The International Monetary Fund said on Monday that Canada is coping well with lower oil prices and weaker growth, but needs to pursue a fiscal and monetary policy mix that supports near-term output.
In a statement following its annual policy review with Canada, the IMF cautioned the full macroeconomic and financial effects of the oil shock have yet to fully play out in Canada, which saw real gross domestic product growth halve to 1.2 per cent in 2015.
The Fund said its board of directors welcomed Canada's "pro-growth" budget and noted that additional fiscal support should be considered if conditions worsen.
"Growth is expected to rebound in 2016, supported by exchange rate depreciation and accommodative monetary and fiscal policies, but uncertainty about oil prices, challenges in sustaining the global recovery, and elevated domestic vulnerabilities suggest risks to the outlook are tilted to the downside," the IMF said.
It said that a Canada's push for more growth could be focused on infrastructure improvement, but noted that vulnerabilities should be contained in the housing market, where prices are rapidly rising in Vancouver and Toronto, but falling in Alberta.

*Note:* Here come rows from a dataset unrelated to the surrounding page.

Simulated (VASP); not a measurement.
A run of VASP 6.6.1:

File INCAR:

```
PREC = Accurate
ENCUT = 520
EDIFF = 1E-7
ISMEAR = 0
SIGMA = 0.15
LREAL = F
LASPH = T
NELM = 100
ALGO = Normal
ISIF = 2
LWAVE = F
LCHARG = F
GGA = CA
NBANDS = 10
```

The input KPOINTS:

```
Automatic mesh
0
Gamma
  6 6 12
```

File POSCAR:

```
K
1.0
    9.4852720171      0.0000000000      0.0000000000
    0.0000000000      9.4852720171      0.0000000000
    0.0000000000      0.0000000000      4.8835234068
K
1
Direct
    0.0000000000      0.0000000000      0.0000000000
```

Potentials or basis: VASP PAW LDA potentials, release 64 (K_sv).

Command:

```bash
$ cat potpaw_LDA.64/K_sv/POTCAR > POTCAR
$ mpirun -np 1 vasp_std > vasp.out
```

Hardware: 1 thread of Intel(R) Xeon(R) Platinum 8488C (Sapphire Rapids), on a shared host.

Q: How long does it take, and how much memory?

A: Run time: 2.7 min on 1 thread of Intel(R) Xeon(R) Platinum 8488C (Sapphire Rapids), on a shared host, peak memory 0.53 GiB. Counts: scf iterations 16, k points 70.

Canada in the longer run should aim to reduce its debt-to-GDP ratio and pursue structural economic reforms to diversify its future growth drivers.
"Directors noted that Canada's financial sector continues to be sound and stable. They agreed that macroprudential measures have been broadly effective in containing the growth of mortgage credit and suggested that these could be further tightened if imbalances in the housing market threaten to intensify," the IMF said.